March 16, 2018


What Choice Are You Making?

Let your eyes look directly forward, and your gaze be straight before you. Ponder the path of your feet; then all your ways will be sure. Do not swerve to the right or to the left; turn your foot away from evil. – Proverbs 4:25-27

We are distracted by the world. There are so many things, so many people, vying for our attention. We want to be involved, in the know, part of it all. Except maybe we were set apart for a higher purpose, a higher call.

We lament all the changes around us but we don’t do anything to correct what we don’t like. A sweet friend gets so angry at a television show she finds disgusting. Then why watch it? It’s like we’re drawn to the ugly. The simple truth is that television, like so many things, is a business. If no one watches, the show will be cancelled. The end. But we can’t seem to help ourselves.

Maybe we don’t want to help ourselves. Because some of the “rules” aren’t easy. We prefer to gossip, to divorce because of “irreconcilable differences,” or to have one too many drinks at the game or a celebration. We don’t want to hold ourselves to the standards God has laid out for us.

It’s so much easier to pick and choose what we’d prefer to see as the focus from the Bible. We don’t want to share our food or clothing so we condemn people we don’t know, labeling them lazy and unworthy. We forget that God tells us to be good to immigrants because we’d rather only welcome those who look, act and think like us.

We justify our actions because “everyone is doing it.” Somehow we think that makes it okay. We don’t want to cause trouble, to make people dislike us, to draw attention to ourselves. We remain silent, forgetting we are supposed to be different so that the light within us shines brightly for all to see Jesus.

Let someone else do it. We don’t want to be ridiculed and condemned. We don’t want to sacrifice. We simply want to live a good life – as defined by the world’s standards – and end up in heaven one day after we’d lived a long, happy life. We don’t want to struggle. We don’t want to give up anything. Surely, Jesus didn’t mean that we were to leave everything for Him?
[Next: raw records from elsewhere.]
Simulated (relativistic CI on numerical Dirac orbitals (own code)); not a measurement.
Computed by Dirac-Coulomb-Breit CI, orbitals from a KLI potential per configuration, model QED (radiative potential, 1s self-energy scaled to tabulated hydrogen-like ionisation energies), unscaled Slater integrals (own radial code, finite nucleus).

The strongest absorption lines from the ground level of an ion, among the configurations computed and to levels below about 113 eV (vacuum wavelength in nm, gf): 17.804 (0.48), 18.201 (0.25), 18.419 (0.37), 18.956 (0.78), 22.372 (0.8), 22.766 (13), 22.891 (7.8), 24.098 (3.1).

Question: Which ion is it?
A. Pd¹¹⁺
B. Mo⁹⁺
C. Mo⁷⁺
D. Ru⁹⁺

Church has become more of a social venue rather than a place to worship and honor God. It is an option for those days when we feel like attending, feel like participating, feel like sacrificing our time for a God we claim to love.

It’s all about us. Oh, we say we know it isn’t really. But our actions tell a different story. Arrogance fills us as we tell others what we will and won’t do. I laugh silently at the words. Experience has taught me that God frequently calls us to do exactly what we’ve proclaimed we’ll never do.

Motives come from the heart and that is where God sees all and judges accordingly. What path are you on today? When you look ahead do you see a cross or do you see a vacation? Are you more concerned with comfort or in following the path Jesus has laid out for you?

We have a choice each day whether to serve ourselves or to serve Jesus. Each decision we make, every step we take, leads us down a path toward a final destination. What choice are you making?